I believe that sometimes, there’s nothing more you can do.
In April, my 18-year-old daughter drove off sometime after midnight. I didn’t know where she was until a week later, when she resurfaced to get her “stuff.”
She said she was sleeping on the floor in the house that her friend Kate rents with a bunch of guys I’ve never met. She said she was still going to school–her third high school in four years. She said she would still graduate in June. But I don’t know any of this for sure because, at least in her dealings with me, my daughter lives a life of lies.
I’m not talking about the occasional fast one that is every adolescent’s right of passage. She’d come home from work around 11, kiss me goodnight… and then sneak out. How do I know this? On Thursday, she snuck back in at 6 am, but bumped into my husband having breakfast. Uh, she came downstairs to use the bathroom? Fully clothed—with shoes? Ok, she confessed tearfully. She came down to sneak a cigarette. Is that why the car engine is warm? Ok, she cried, she was hanging out at the local diner. On Friday, I woke up at 3 am and found her blanket in an artfully staged hump, complete with the soft loop of music she uses to put herself to sleep. I drove to the diner. It had closed at midnight. I pulled back into our driveway about 4 am. So did she. Busted. Ok, ok, she confessed tearfully. She’s been hanging out at a pool hall.
But I don’t know if even that is true. Because pool costs money. And she shouldn’t have had extra spending money. I made sure she deposited all but $10 per week of her paycheck.
For five years, I did everything I could. Psychiatrists and social workers, drug tests and curfews. I locked our internet and confiscated her cell phone. I made her put her car keys into my hand before she went to bed.
And in the years before? I made her stuffed animals talk in funny voices at bedtime and slipped her bits of pie crust dough and her own rolling pin. I woke her for moonlight swims and showed her Orion’s belt over the Grand Canyon. I quizzed her on the layers of the earth and tucked love notes in her lunch box.
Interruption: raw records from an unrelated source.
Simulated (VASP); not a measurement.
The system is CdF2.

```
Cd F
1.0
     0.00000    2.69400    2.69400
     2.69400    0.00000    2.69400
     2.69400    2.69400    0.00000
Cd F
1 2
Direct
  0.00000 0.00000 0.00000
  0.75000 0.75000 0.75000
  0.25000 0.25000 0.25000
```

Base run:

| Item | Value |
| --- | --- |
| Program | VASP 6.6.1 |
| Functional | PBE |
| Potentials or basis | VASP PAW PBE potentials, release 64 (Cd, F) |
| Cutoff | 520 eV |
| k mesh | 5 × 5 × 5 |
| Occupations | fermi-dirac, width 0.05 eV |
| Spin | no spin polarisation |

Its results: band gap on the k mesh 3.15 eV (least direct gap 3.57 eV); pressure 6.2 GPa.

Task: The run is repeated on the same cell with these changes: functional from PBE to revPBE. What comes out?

When I reported her disappearance to the police, they told me there was nothing I could do. After all, she is 18.
In May, she stopped going to school. Despite all my coaching, all my monitoring…all my hopes for the most basic future for her…she will not get a high school diploma.
Still, every morning, I seem to hear her alarm screaming through her snores. For a minute, I move to yank her out of bed. Then I stop. Because now, my giggly blue-eyed baby, my tormented girl all in black, the police are right. I may be your mother. But for now, there is nothing I can do.